There are some technical facts about wheel diameters & widths which apply here.
First of all, the Mini was designed to have 5-20 x 10 cross ply tyres which translated into 145/80 x 10 radials. This allowed the tyre depth to do quite a lot of the suspension work and it worked well.
The 165/70 x 10 tyre performed the same function as the sideway depth was almost identical. The 165 tyre width gave better road-holding in the dry and in the wet the later compounds used in the 165 combined with better tread patterns meant they were virtually as good in the wet.
Then, to suit the Rover stylists the 13" wheel was introduced with a 175/50 x 13 tyre. Thus the suspension work previously done by the tyre depth could no longer happen as designed. The wider tyre is better on a very smooth and dry road, but in the wet or on a slippy surface it will not be as good due to reduced contact pressure. Ideally with a 13" wheel and 175/50 tyre the ride height should be increased and the damping softened to try to replace some of the suspension travel.
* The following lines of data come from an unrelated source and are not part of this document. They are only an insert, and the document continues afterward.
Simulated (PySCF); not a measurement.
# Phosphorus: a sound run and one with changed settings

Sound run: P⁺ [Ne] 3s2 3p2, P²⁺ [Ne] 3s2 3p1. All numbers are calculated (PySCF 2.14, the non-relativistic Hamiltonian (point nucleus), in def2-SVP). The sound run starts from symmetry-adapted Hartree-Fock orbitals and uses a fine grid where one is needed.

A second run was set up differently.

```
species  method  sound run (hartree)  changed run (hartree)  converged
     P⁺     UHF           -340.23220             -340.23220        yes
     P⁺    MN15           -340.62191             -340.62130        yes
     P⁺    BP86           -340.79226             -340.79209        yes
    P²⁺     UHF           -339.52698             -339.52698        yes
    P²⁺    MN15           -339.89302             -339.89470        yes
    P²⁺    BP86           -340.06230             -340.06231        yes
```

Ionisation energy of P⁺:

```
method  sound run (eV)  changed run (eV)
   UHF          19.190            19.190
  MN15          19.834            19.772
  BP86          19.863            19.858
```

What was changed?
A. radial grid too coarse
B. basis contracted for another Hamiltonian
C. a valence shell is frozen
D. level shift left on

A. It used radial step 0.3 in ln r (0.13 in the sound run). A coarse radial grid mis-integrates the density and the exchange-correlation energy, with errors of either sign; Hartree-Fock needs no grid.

Now, moving on to wheel width, the original and never altered steering geometry was designed for a 3.5" wide wheel with a 5-20 or 145 section width tyre. Any increase in the nominal track will alter the geometry away from that as designed. It is known as altering the 'scrub angle'. With a 4.5" wheel it is only a small issue, but when wheel widths increase to 7", the overall effect is an increase in effective track of 3.5" and that is a lot. Thus the steering geometry is 'screwed up' with consequent deterioration in handling, although dry road-holding may still be reasonably OK, especially on a smooth surface. Racing cars running wide sticky slick tyres will have good road-holding because the stickiness of the rubber beats the steering deteroriation, but that's not applicable to road cars.
The choice is the owner's, of course, but no amount of B.S. can overcome the basic engineering factors which is that a Mini will always handle best on narrow small diameter wheels with 145 section tyres.
Incidentally, there is a 165/55 x 13 tyre available which would run on a 4.5 x 13" wheel with standard datum offset. I wonder if anyone has considered this as a compromise.
Edited by Cooperman, 29 July 2014 - 10:32 PM.